Note above that we also modified the call signature to include the function pointer (as well as passing the Julia function pointer j_sqrt_c).

Let's compare the performance of our C function with a Julia-only implenentation:

In [35]:
j_sqrt_sum(X::Array{Float64}) = sum( broadcast( sqrt, X ) )
Out[35]:
j_sqrt_sum (generic function with 1 method)
In [36]:
c_sqrt_sum(a) ≈ j_sqrt_sum(a)
Out[36]:
true
In [37]:
@benchmark(c_sqrt_sum($a))
Out[37]:
BenchmarkTools.Trial: 64 samples with 1 evaluation.
 Range (min … max):  72.559 ms … 107.022 ms  ┊ GC (min … max): 0.00% … 0.00%
 Time  (median):     77.179 ms               ┊ GC (median):    0.00%
 Time  (mean ± σ):   78.712 ms ±   6.748 ms  ┊ GC (mean ± σ):  0.00% ± 0.00%

   █ █   ▃▃ ▁▃▃                                                 
  ▇█▆█▄▆▆██▄███▁▁▄▆▁▄▆▁▁▁▁▄▁▄▁▁▄▁▁▄▁▁▁▁▁▁▄▁▁▁▁▁▁▁▁▁▁▁▁▁▁▁▁▁▁▁▄ ▁
  72.6 ms         Histogram: frequency by time          106 ms <

 Memory estimate: 0 bytes, allocs estimate: 0.
In [38]:
@benchmark(j_sqrt_sum($a))
Out[38]:
BenchmarkTools.Trial: 117 samples with 1 evaluation.
 Range (min … max):  34.171 ms … 56.576 ms  ┊ GC (min … max):  0.00% … 26.07%
 Time  (median):     42.539 ms              ┊ GC (median):     0.48%
 Time  (mean ± σ):   42.940 ms ±  6.606 ms  ┊ GC (mean ± σ):  13.98% ± 12.45%

  ▂▆ ▂▆▄█▂ ▂                       ▂ ▂▂▄   ▂                   
  ████████▆██▄▄▆▁▁▁▄▄▄▁▁▄█▁▁▁▁▁▄▄▆▆█▄███▆▆▆█▄█▆▁█▆▆▆▆▁▆▄▁▆▁▁▄ ▄
  34.2 ms         Histogram: frequency by time        55.3 ms <

 Memory estimate: 76.29 MiB, allocs estimate: 2.

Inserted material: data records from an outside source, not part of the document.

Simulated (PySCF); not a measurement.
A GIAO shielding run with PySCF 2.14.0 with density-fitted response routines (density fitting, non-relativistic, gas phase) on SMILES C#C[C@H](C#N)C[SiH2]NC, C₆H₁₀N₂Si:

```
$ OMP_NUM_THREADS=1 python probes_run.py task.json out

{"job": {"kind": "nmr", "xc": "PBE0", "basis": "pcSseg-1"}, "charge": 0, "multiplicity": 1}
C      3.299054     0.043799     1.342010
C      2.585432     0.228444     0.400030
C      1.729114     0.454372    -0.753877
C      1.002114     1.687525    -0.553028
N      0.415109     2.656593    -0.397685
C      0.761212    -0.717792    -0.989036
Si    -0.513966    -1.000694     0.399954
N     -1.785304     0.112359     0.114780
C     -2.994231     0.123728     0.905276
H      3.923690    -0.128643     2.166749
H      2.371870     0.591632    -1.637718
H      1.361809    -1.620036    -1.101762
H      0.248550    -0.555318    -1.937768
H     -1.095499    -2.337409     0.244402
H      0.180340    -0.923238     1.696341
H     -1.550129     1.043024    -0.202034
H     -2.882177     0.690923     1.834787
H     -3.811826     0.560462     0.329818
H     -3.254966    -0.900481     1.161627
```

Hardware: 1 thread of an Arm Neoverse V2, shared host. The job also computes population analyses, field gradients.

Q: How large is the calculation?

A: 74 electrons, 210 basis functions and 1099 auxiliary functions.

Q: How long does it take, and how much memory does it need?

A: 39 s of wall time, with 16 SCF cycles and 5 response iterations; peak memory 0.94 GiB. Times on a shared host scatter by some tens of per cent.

Hrm... so it seems that we're paying a price for constantly calling a function pointer, rather than a pure c function. Let's verify our theory by implementing a purely C form of sum_f (i.e. we're not going to be calling the Julia sqrt function, and instead we'll use the one defined in math.h).

In [39]:
Cc_sqrt_code = """
#include <stddef.h>
#include <math.h>

double cc_sqrt_sum(size_t n, double *X) {
    double s = 0.0;
    for (size_t i = 0; i < n; ++i) {
        s += sqrt(X[i]);
    }
    return s;
}
"""

const Clib_c_sqrt = tempname()   # make a temporary file


# compile to a shared library by piping C_code to gcc
# (works only if you have gcc installed):

open(`gcc -fPIC -O3 -msse3 -xc -shared -lm -o $(Clib_c_sqrt * "." * Libdl.dlext) -`, "w") do f
    print(f, Cc_sqrt_code) 
end

# define a Julia function that calls the C function:
cc_sqrt_sum(X::Array{Float64}) = ccall(
    ("cc_sqrt_sum", Clib_c_sqrt), 
    Float64, 
    (Csize_t, Ptr{Float64}), 
    length(X), X
)
Out[39]:
cc_sqrt_sum (generic function with 1 method)
In [42]:
@benchmark(c_sqrt_sum($a))
Out[42]:
BenchmarkTools.Trial: 67 samples with 1 evaluation.
 Range (min … max):  72.338 ms … 104.730 ms  ┊ GC (min … max): 0.00% … 0.00%
 Time  (median):     73.986 ms               ┊ GC (median):    0.00%
 Time  (mean ± σ):   75.805 ms ±   5.319 ms  ┊ GC (mean ± σ):  0.00% ± 0.00%

  █▁                                                            
  ██▆▅▇▅▇▄▅▇▄▁▁▁▃▁▁▃▁▃▄▁▃▃▃▁▄▁▁▁▁▁▁▁▁▁▁▁▃▁▁▁▁▁▁▁▁▁▁▁▁▁▁▁▁▁▁▁▁▃ ▁
  72.3 ms         Histogram: frequency by time           95 ms <

 Memory estimate: 0 bytes, allocs estimate: 0.
In [43]:
@benchmark(cc_sqrt_sum($a))
Out[43]:
BenchmarkTools.Trial: 202 samples with 1 evaluation.
 Range (min … max):  24.082 ms …  28.802 ms  ┊ GC (min … max): 0.00% … 0.00%
 Time  (median):     24.452 ms               ┊ GC (median):    0.00%
 Time  (mean ± σ):   24.770 ms ± 833.654 μs  ┊ GC (mean ± σ):  0.00% ± 0.00%

  ▃▄▄█▄▂                                                        
  ██████▇▇▄▅▃▄▄▃▅▃▃▁▃▅▄▃▁▃▄▃▃▃▃▄▁▃▃▃▁▁▁▁▁▃▁▁▁▁▁▁▁▃▁▁▁▁▃▁▁▁▁▁▁▃ ▃
  24.1 ms         Histogram: frequency by time         28.6 ms <

 Memory estimate: 0 bytes, allocs estimate: 0.

Ha! Now we're getting a good speed up. This shows that the performance pentalty for Julia functions isn't bad (and until we have inlining of C functions, the might not always be a speedup by going to C). Yet in some cases, simple compute kernels written entirely in C might improve performance.